What do our Actions Represent?
Apr 8, 2019
About a week ago I received a phone call from a woman who works in “a local restaurant” near Blaine. She had a concern that I think is worthy of passing on. She spoke of how parishioners from St. Joe’s frequent the restaurant after Sunday “services” (Mass) and do not represent themselves or “church-going” people very well. The younger servers who will report themselves as Christians have a bad taste of going to church due to the way they are treated by the “church-goers” who are demanding and rude to them. She wondered if the pastor could have a sermon someday to remind the church going members that they are representing something greater than themselves wherever they are.
I found this to be a very poignant request that echoes what I try to preach about with some frequency. We are the body of Christ remaining here on earth until He comes again. It may seem when we are away from the church building that people will not recognize us as Christians, but often times in our conversations, especially after the Mass, will often give witness to the fact that we had been to church. We will speak of things that happened there, or of what we heard both in the readings and the homily. St. Paul reminds us that we carry Christ in our bodies. If this is the case we have to keep in mind how we are perceived by others, and also how we might perceive them.

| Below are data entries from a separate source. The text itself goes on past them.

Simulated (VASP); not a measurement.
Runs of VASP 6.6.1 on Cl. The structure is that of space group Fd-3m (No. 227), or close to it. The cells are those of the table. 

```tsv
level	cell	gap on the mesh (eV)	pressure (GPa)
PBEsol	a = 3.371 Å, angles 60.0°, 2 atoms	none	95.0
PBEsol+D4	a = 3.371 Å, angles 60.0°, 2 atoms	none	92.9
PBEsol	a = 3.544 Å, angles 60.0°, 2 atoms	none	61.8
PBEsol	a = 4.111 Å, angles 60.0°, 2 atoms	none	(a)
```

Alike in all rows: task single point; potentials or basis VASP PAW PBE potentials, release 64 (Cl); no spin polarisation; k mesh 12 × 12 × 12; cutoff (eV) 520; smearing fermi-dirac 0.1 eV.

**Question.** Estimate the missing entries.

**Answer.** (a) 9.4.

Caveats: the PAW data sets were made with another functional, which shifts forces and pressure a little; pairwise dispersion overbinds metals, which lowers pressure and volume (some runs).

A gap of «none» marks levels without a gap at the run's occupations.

If our behavior is not marked by the realization that we are representatives of Jesus we can be unwittingly chasing people away from church instead of being beacons inviting them to join us. We might think because they are “working” for us as servers we have some right to make demands of them. I have found that at the times I most want to make a demand of my servers they are usually being overwhelmed by other customers. Sometimes they have more people than they can serve well at one time, other times they are already dealing with other demanding customers. It is precisely at that point I can be most effective as a witness by paying attention to them and reaching out to them with a kind word.
The phone call was a very broad appeal, made out of concern for the younger servers who were being scandalized by “church-goers”. I think she has valid concerns and that is why I pass them on to you.